Diane Abbott recently repeated her assertion that “Labour can’t out-UKIP UKIP”, something she has said on numerous occasions since UKIP’s rise to prominence.
No one suggested it…
It’s a strange expression because no one has suggested that Labour “out-UKIP UKIP”. Labour moderates merely suggest that Labour should pledge to reduce the scale of immigration. This is a natural response to widespread concern over immigration. As many as 77% of the public would like to see immigration reduced from its record-high levels. It is the number one concern among the general public.
In this context, it is hardly surprising that Labour is struggling in the polls. When the party and the public move in opposite directions from one another, Labour will inevitably face declining levels of support.
Recent polling shows that the Conservatives have a commanding lead over Labour of 14 percentage points. While 42% of the public say they would vote Conservative, only 28% would vote Labour.
Many traditional Labour supporters abandoned the party to vote UKIP in the 2015 General Election, and many more voted Leave in the 2016 EU referendum. It is now widely accepted that Labour’s open borders stance on immigration has been a major reason for the party’s declining vote share and influence.
In the face of all the evidence, Abbott insists that there would be electoral gain to be had by adapting Labour’s immigration policy to the wishes of the public:
We can’t fight and win an election in 2020 as Ukip-lite. The idea that moving right on immigration in post-industrial Britain will save us seats is I think misconceived.
It is notable that Abbott gave no evidence or justification for her thinking. In that respect, her intervention is closer to a sermon than to a sober analysis of the political landscape. We must accept her words on faith.

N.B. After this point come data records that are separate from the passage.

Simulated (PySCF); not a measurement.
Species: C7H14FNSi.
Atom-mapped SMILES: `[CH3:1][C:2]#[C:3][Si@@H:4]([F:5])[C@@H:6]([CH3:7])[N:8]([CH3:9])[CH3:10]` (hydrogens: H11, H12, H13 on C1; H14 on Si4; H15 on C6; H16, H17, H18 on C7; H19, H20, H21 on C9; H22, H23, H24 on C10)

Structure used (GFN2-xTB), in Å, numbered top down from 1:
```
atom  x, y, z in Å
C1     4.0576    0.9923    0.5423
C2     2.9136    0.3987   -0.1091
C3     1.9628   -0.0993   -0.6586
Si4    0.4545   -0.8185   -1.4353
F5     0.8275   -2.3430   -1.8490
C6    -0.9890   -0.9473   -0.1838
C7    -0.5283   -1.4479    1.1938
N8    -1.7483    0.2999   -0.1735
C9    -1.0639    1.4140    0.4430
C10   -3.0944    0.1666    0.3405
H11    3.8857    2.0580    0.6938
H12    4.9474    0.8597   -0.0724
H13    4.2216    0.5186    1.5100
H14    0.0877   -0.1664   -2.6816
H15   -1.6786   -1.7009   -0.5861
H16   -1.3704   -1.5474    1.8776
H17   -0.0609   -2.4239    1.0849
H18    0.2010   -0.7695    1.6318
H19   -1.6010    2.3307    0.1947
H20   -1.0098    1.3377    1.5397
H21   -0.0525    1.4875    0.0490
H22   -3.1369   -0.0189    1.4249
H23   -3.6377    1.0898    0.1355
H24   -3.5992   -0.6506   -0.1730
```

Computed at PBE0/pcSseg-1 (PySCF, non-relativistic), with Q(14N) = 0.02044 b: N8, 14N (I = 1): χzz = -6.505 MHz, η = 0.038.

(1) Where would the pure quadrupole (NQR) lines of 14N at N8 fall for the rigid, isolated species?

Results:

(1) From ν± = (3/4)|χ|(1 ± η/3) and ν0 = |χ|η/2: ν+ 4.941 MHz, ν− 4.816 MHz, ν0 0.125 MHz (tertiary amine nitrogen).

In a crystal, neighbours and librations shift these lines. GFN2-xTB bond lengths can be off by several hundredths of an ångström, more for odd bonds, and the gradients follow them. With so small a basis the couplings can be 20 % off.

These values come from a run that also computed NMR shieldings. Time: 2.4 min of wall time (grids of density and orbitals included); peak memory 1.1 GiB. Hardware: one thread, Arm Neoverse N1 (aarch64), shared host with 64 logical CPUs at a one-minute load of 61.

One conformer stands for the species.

When the public already has doubts about Corbyn’s ability to lead, Labour cannot afford to be at odds with it on the number one question of the day.
If Corbyn and Abbott maintain their support for mass immigration, Labour will have no chance of winning. It will become the party of principled failure.
Post Brexit, Labour’s choice appears to be simple: compromise with the electorate or lose the next General Election.